To predict whether a homicide was committed with a handgun, I used logistic regression. The predictors were perpetrator age, sex, race, and their relationship to the victim.

The model’s predictions were correct in approximately 60% of cases, indicating that demographic and relationship data offer valuable yet limited predictive power.

Key findings:

• Older perpetrators are more likely to use handguns.
• Males are significantly more likely than females to use handguns.
• Native American offenders are much less likely to use handguns compared to White offenders.
• Strangers and husbands are significantly more likely to use handguns than other relationship types.
• Close family members (e.g., daughters, mothers, sons) are less likely to use handguns. This possibly indicates more impulsive or personal violence involving other weapon types.

Positive coefficients indicate higher odds of handgun use. For example, a coefficient of 0.53 for Husband means the odds of using a handgun increase by approximately 70% for husbands.

This model demonstrates that both demographics and the relationship to the victim influence weapon choice in homicide cases.

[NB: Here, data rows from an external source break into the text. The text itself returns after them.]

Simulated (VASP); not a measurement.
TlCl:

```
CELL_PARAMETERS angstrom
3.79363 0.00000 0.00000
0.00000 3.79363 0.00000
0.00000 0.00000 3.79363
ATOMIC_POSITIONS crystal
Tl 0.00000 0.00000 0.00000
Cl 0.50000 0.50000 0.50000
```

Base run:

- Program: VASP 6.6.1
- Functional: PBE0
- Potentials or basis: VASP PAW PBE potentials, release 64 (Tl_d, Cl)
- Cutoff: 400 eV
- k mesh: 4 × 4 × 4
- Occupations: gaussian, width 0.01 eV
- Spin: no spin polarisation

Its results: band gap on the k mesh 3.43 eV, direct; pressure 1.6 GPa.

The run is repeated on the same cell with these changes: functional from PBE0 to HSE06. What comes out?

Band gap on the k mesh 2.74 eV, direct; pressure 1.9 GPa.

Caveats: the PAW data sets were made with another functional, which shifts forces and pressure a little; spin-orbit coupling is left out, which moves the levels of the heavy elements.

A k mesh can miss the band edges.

coefs <- summary(logit_model)$coefficients
conf_int <- confint(logit_model)

## Waiting for profiling to be done...

coef_df <- data.frame(
  Variable = rownames(coefs),
  Estimate = coefs[, "Estimate"],
  Lower = conf_int[, 1],
  Upper = conf_int[, 2]
)

coef_df <- coef_df[coef_df$Variable != "(Intercept)", ]

library(ggplot2)
ggplot(coef_df, aes(x = reorder(Variable, Estimate), y = Estimate)) +
  geom_point(color = "lightpink3") +
  geom_errorbar(aes(ymin = Lower, ymax = Upper), width = 0.2) +
  geom_hline(yintercept = 0, linetype = "dashed", color = "burlywood4") +
  coord_flip() +
  labs(title = "Effect of Predictor Variables on Handgun Use",
       x = "Predictor",
       y = "Log-Odds Estimate (+- 95% CI)") +
  theme_minimal()

While the logistic regression output provides valuable information, it’s a little difficult to interpret at a glance. I decided to create a coefficient plot to visually display each variable’s effect on the likelihood of handgun use, along with confidence intervals for signifigance.

Each dot represents the effect of a variable while each horizontal line represents the confidence interval. Dots to the right of 0 (like Strangers or Husbands) indicate an increased likelihood of handgun use while dots to the left of 0 (like Daughter or Mother) indicate a decreased likelihood.

Conclusion

This project explored offender-level characteristics in U.S. homicide data to identify common patterns and predict weapon use. Through exploratory analysis, I found that most homicide offenders are male and between the ages of 20 and 30. Surprisingly, the most common relationship between victim and offender was “Acquaintance”, suggesting that many homicides occur between people who know each other.

Using k-means clustering, I identified three distinct offender profiles: young Black males, Native American females, and White males.

Finally, I built a logistic regression model to predict whether a handgun was used in the homicide. The model revealed that offender sex, race, age, and relationship to the victim all significantly affect the likelihood of handgun use. Relationships like “Stranger” and “Husband” were strong positive predictors, while family members like “Daughter” and “Mother” were strong negative predictors.

Overall, this analysis shows that demographic and relational context can help us to understand trends in violent crime.

Dataset Citation

Murder Accountability Project. “Homicide Reports, 1980-2014”. Kaggle, 2017, https://www.kaggle.com/datasets/murderaccountability/homicide-reports/data.